But when school starts in the fall, serious team building begins, a good five months before the first game of the regular season.

The cheering crowd is only a distant consideration when coach Curt Culbertson maps out weight lifting and a conditioning regimen that gets tougher every season. Even Culbertson concedes the workouts are "rugged.''
Curt Culbertson, Martin head coach
Curt Culbertson, Martin head coach
Courtesy photo

"We do have a few that fall out, sometimes some pretty good athletes,'' said Culbertson. "But there's no way they would make it through this kind of grind.''

The "grind'' of which the coach speaks is Martin's push to reach its second straight UIL state tournament Final Four. The Warriors (34-7-1) are one series win away from a date in Round Rock for the Class 5A state semifinals. Martin faces Carroll (Southlake) in a best-of-three Region I final at Grand Prairie's QuikTrip Park, beginning 7:30 p.m. Thursday.



For leading a team with only five returnees this close to a repeat trip to state, Culbertson was selected as Dallas High Yield Coach of the Year presented by Capital One Bank.

Martin posted a perfect 14-0 record to win District 3-5A and has prevailed in four playoff series, knocking out Keller, Coronado (Lubbock), Fossil Ridge (Keller) and most recently L.D. Bell (Hurst). A third game was needed only in the Fossil Ridge series. But every series has had a one-run Martin win.

"Even though we had only five guys back, they have accounted for a heck of a lot of offense,'' Culbertson said.

This coming from a coach that knows how a great high school hitter should look. During an 11-year stint at Bowie (Arlington), Culbertson coached current New York Yankees outfielder Vernon Wells.

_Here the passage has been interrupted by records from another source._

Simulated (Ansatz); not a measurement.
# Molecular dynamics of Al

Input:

"Vernon could do everything,'' Culbertson said. "He was the best I've coached. The complete package. The problem was we didn't have pitching. So we had to win games the other way.''

When it comes to clutch hits this season, the man the Warriors like to see at the plate is Drew Dowdy. The senior center fielder stroked a two-run single for a 4-3 victory in the decisive third game of the Fossil Ridge series and followed it up last week with a single off the wall to score two runs and clinch the regional semifinal series over Bell, 4-3.



"We like to feel that the work we put into it makes a difference in those key situations,'' Culbertson said.

Success last season did not take the coach by surprise. "I had a good feeling,'' Culbertson said. "We were just so deep in pitching.

"This year, we had question marks, but I started feeling pretty good about three-quarters of the way through district. Our seniors can hit any pitching they see.''

And two juniors can really pitch. Turner Larkins, last year's No. 3 starter and closer, has been terrific. And the record of Daniel Lingua tells it all. He's 12-0.

Martin's baseball history is not long, but distinguished, producing high draft choices Todd Van Poppel (first round, 1990) and Ben Grieve (second round, 1994). The Warriors made state tournament appearances in 1990 and 1993.

But when Culbertson took over in 2005, the Warriors were coming off a 12-win season that ended without a playoff berth. Twelve months later, under Culbertson, Martin won 25 games and a district championship. That's the year that Culbertson put teeth in the off-season program.



"I remember some negative reaction that first year,'' Culbertson said, "but we have had kids come back from college baseball programs and tell us our program got them in better shape.''

Culbertson was a middle infielder in his high school playing days for the Arlington Colts. He continued to play right down the street at UT-Arlington and signed a professional contract with Cincinnati. But in one season Culbertson realized his future rested in coaching, not playing. So he completed work on his degree and took a job coaching in junior high and began to work his way up in the ranks.

His first baseball head coaching job came at Weatherford in 1990.

He returned to Arlington to lead Bowie for 11 seasons and found his way to Martin as an assistant for two years before being promoted to head the program.

"The job just kind of fell in my lap,'' Culbertson said.

The 52-year-old and his bride of 30 years, Carol, have three daughters. The youngest two are in college and the oldest has made Curt a granddad.



"It's a boy. We're already thinking baseball,'' Culbertson said.